You are here: Home » OED News » Newsletter archive » March 2002 newsletter » Special characters
Search the site | Contact us
 
March 2002 newsletter

The OED's special characters

The subject of this piece is not in fact the staff of the Dictionary, but rather the characters and symbols which are non-standard in the English language, and known to typographers as 'special sorts' - or, less esoterically, the thousands of alphabetic, mathematical, and assorted obscure symbols that pepper the text of the OED.

Well, I had to find some way of grabbing your attention on a topic not generally known for its entertainment value!

The special characters in the OED data are recorded in code form known as 'character entity references', each symbol having its own unique code. Some of the more commonly occurring characters in the Dictionary, such as é, æ, â, etc., can be displayed in HTML (hypertext markup language, the code used to mark up web pages) - which is how you come to be reading them now if you are looking at the online version of OED News. But what about characters that don't belong to standard HTML, such as characters from non-Roman alphabets, mathematical symbols, and the like?

Before OED Online was launched, it was decided that the special characters should be displayed as inline GIF images. 'GIF', by the way, is shorthand for Graphics Interchange Format. Downloadable fonts are available on many web sites for the purpose of displaying special characters, but we wanted to make the OED Online site as user-friendly as possible. GIF images, despite not being cutting-edge technology, have the advantage of taking up minimal amounts of memory, and are quick to download. Also, the ALT text feature (the HTML coding responsible for displaying a text description of a graphic on a web page) means that users with older versions of browsers which are unable to display graphics can identify the character at least by its entity name.
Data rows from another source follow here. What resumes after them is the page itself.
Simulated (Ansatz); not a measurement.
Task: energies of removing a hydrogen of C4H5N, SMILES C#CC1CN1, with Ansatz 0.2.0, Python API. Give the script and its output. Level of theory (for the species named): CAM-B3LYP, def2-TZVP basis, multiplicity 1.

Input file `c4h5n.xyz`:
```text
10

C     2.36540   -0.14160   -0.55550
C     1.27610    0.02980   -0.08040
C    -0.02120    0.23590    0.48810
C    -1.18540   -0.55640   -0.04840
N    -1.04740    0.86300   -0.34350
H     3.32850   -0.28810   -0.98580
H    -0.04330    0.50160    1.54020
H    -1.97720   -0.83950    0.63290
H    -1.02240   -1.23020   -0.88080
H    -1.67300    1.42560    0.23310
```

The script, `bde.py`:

Once we'd made the decision on how to display the special characters, we set about analysing the Dictionary data to identify exactly which characters had to be produced. Then the task of commissioning approximately 2,500 hand-drawn GIF images lay ahead.

Going online posed a challenge for displaying special characters in the sense that there is a conflict between the way the data is described for the web, on the one hand, and in the OED text itself on the other. More specifically, a special character is listed in the OED data table only once, but it can in theory exist in many forms in OED Online, depending on where in a particular entry the character appears: headword, etymological form, and so on. In fact, there are at least 12 potential areas in which a character may appear within an OED entry.

To illustrate this, take a look at the revised OED entry for meliphane (noun).

a picture of the OED entry, meliphane

Note that Greek text occurs twice in the entry - as a form in the etymology, and in the smaller-type 1868 quotation within the etymology. The size, the font, and even the colour of a character is dependent on the context in which it appears. So, in this entry, we can say that the character 'Greek lower-case epsilon with acute accent' occurs twice, as a 12-point character and as an 11-point character (which is blue in the online version).

What we wanted to achieve for OED Online was a digital approximation of the printed text of the Second Edition, and the goal was to commission a GIF image for every special character, no matter how infrequently it appeared in the data. The scruple symbol for a scruple, the apothecaries' unit of weight, for instance, might reasonably be expected to occur in a definition or quotation, but never in a headword or etymology. In fact, it occurs only once - in definition text. Pinpointing exactly where each special character occurred in the Dictionary was carried out by a lengthy process of analysis. This involved cross-checking data from a program which had parsed the characters into 12 different 'sets' against the entities in the OED database. Eventually, we arrived at a figure of approximately 2,500 special characters to be produced as GIFs out of a potential 12,000.

Agfa Monotype, the specialist typographers, were commissioned to produce the GIF images for the OED. They worked with great patience to come up with images we were happy with; and HighWire Press, OED Online's developer and host, implemented the GIFs on the web site, applying the finishing touches just a few weeks before the site went live.

But the work didn't stop there. Each quarterly update brings another batch of new entities to the Dictionary, and the process of identifying new special characters for displaying on the web site is ongoing. As of March 2002, OED Online contains around 2,950 special character GIFs.

And counting...